July 14, 2021August 5, 2021 by Alexander Rolnick

How did you learn to read and write? Can you tell a story about your literacy? This is a question I ask my students at the start of each year. Every year, I am struck by the diversity of student responses, as well as the varying levels of enthusiasm for both skills. My own memories of my literacy development are limited, outside of a lot of recollections about my love of reading. I don’t recall much about learning to write, or the writing instruction I had as a child. As a high school student, I had experiences of direct writing instruction, but generally, outside of English classes, teachers assumed that I knew how to write. They weren’t wrong, but in retrospect, I think my development as a writer would have been hastened by more direct instruction within the different disciplines I was writing in.

As a teacher, I’ve been working through the problem of how to teach students to write since the beginning of my career. A book I read around this time, Write Like This by Kelly Gallagher was hugely influential. In it, Gallagher argues that students learn to write best for real-world purposes from reading mentor texts and then writing texts based on models. He makes the case that much of how students are taught to write in school has no real-world application, and that writing instruction should be developed around authentic purposes for writing. For him (following from Reading Rhetorically), these are express and reflect, inform and explain, evaluate and judge, inquire and explore, analyze and interpret, and take a stand/propose a solution.

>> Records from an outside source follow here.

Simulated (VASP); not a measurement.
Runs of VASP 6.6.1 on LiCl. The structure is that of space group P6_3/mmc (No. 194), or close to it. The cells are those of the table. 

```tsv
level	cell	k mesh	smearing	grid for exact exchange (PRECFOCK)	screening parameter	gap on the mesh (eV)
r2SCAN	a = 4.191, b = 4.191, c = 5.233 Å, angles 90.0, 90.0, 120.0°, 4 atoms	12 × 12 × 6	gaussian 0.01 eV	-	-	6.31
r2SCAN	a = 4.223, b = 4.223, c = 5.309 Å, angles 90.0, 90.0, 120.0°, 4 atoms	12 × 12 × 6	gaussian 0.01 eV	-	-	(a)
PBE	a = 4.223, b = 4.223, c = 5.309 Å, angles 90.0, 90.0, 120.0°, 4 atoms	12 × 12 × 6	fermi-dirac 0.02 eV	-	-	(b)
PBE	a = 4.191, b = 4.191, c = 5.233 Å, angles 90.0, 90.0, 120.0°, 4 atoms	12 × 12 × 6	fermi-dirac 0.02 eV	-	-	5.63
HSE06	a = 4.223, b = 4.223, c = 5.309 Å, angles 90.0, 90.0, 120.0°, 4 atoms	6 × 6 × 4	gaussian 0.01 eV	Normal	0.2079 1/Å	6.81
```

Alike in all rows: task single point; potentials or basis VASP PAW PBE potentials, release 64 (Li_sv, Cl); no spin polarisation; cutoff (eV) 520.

Gallagher, and others, – also make the case that teachers are typically the expert writers in the room, so teacher-produced models, are also useful guides for students. Rather than assuming students can already produce the types of texts we want them to produce, Gallagher argues that teachers and students should identify and analyze models of the types of texts that students will produce, and then produce their own versions of these models. I used these strategies to great effect in my English classes in Somaliland, and was proud to see significant development in students’ writing.

Over my first couple of years teaching in Chicago, I went deeper. In addition to models, I was also influenced by a colleague who used graphic organizers to help students develop and structure their ideas. These were effective as a scaffold but also felt limiting. They worked to help students develop and support claims with evidence and reasoning, but instead of inspiring students’ creativity, long-form writing became an exercise in filling out boxes, and the cognitive load of writing was shifted. Students responded to a variety of prompting questions in an organizer, and although the final products were good, they often looked very similar. The boxes of the organizer stifled their creativity and didn’t effectively prepare them to write without them.

Over the last couple years, my teaching has shifted again. I continue to produce, use and analyze model mentor-texts, and often provide some prompting questions for students to consider if they are stuck, but the structure is much more open-ended. Whether we are writing letters to the editor, arguments, analyses and interpretations of arguments, or reflection, I provide a model that we analyze, some prompting questions, some direct instruction on key elements of the assignment, but no graphic organizers. Consequently, student responses are much more interesting, creative, and unique to the students in my class. They are developing their own voices, and where their writing is deficient, I provide feedback and prompting questions for them to consider.

I expect that I will continue to learn and grow as a teacher of writing, but I am happy with the progress I have made as a teacher of writing and have been so impressed with the growth of my students’ writing over the past couple of years.